On Oct 17, 2013, at 1:46 AM, Richard Biener <rguent...@suse.de> wrote:
[This function shows another optimization issue:
case BOOLEAN_TYPE:
/* Cache false or true. */
limit = 2;
if (wi::leu_p (cst, 1))
ix = cst.to_uhwi ();
I would have expected cst <= 1 be optimized to cst.len == 1 &&
cst.val[0] <= 1.
So lts_p has the same problem, and is used just below. If we do:
@@ -1461,12 +1470,22 @@ wi::ne_p (const T1 &x, const T2 &y)
inline bool
wi::lts_p (const wide_int_ref &x, const wide_int_ref &y)
{
- if (x.precision <= HOST_BITS_PER_WIDE_INT
- && y.precision <= HOST_BITS_PER_WIDE_INT)

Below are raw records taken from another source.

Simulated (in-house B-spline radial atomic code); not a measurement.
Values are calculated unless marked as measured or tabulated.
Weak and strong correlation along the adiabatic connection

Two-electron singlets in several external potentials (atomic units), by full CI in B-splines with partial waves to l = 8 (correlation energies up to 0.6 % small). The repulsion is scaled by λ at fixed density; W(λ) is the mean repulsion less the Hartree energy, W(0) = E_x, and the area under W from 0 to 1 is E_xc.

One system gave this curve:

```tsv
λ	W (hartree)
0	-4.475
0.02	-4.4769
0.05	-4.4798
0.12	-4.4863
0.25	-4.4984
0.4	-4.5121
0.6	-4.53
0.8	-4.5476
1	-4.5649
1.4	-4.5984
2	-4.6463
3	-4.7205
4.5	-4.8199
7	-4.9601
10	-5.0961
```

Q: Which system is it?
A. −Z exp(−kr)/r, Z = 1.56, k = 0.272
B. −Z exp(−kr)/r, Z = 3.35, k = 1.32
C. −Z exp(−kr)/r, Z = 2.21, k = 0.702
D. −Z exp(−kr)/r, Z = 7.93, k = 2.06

- return x.slow () < y.slow ();
- else
- return lts_p_large (x.val, x.len, x.precision, y.val, y.len,
- y.precision);
+ // We optimize w < N, where N is 64 or fewer bits.
+ if (y.precision <= HOST_BITS_PER_WIDE_INT)
+ {
+ // If it fits directly into a shwi, we can compare directly.
+ if (wi::fits_shwi_p (x))
+ return x.slow () < y.slow ();
+ // If it is doesn't fit, then it must be more negative than any
+ // value in y, and hence smaller.
+ if (neg_p (x, SIGNED))
+ return true;
+ // If it is positve, then it must be larger than any value in y,
+ // and hence greater than.
+ return false;
+ }
+ return lts_p_large (x.val, x.len, x.precision, y.val, y.len,
+ y.precision);
}
then for:
bool MGEN(wide_int cst) {
return wi::lts_p (cst, 100);
}
we generate:
movl 520(%rsp), %eax
cmpl $1, %eax
je .L5283
subl $1, %eax
movq 8(%rsp,%rax,8), %rax
shrq $63, %rax
ret
.p2align 4,,10
.p2align 3
.L5283:
cmpq $99, 8(%rsp)
setle %al
ret
which as you can see, never calls lts_p_large, and hence, if that was the only
reason the storage escapes, then it should be able to optimize better. In the
above code, minimal, no function calls, and the 100 is propagated all the way
down into the cmpq. Now, the reason why we should do it this way, most of the
time, most types are 64 bits or less. When that is true, then it will never
call into lts_p_large.
If the above 100 is changed to l, from a parameter long l, then the code is the
same except the last part is:
cmpq 8(%rsp), %rdi
setg %al
ret
If we have two wide_int's, then the code does this:
.cfi_startproc
subq $8, %rsp
.cfi_def_cfa_offset 16
movl 1052(%rsp), %r9d
movl 1048(%rsp), %r8d
movl 532(%rsp), %edx
movl 528(%rsp), %esi
cmpl $64, %r9d
ja .L5281
cmpl $1, %esi
je .L5284
subl $1, %esi
movq 16(%rsp,%rsi,8), %rax
addq $8, %rsp
.cfi_remember_state
.cfi_def_cfa_offset 8
shrq $63, %rax
ret
.p2align 4,,10
.p2align 3
.L5281:
.cfi_restore_state
leaq 536(%rsp), %rcx
leaq 16(%rsp), %rdi
call _ZN2wi11lts_p_largeEPKljjS1_jj
addq $8, %rsp
.cfi_remember_state
.cfi_def_cfa_offset 8
ret
.p2align 4,,10
.p2align 3
.L5284:
.cfi_restore_state
movq 536(%rsp), %rax
cmpq %rax, 16(%rsp)
setl %al
addq $8, %rsp
.cfi_def_cfa_offset 8
ret
.cfi_endproc
which is still pretty nice.
Does this look ok? Kenny, can you double check the cases, think I have them
right, but? a double check would be good.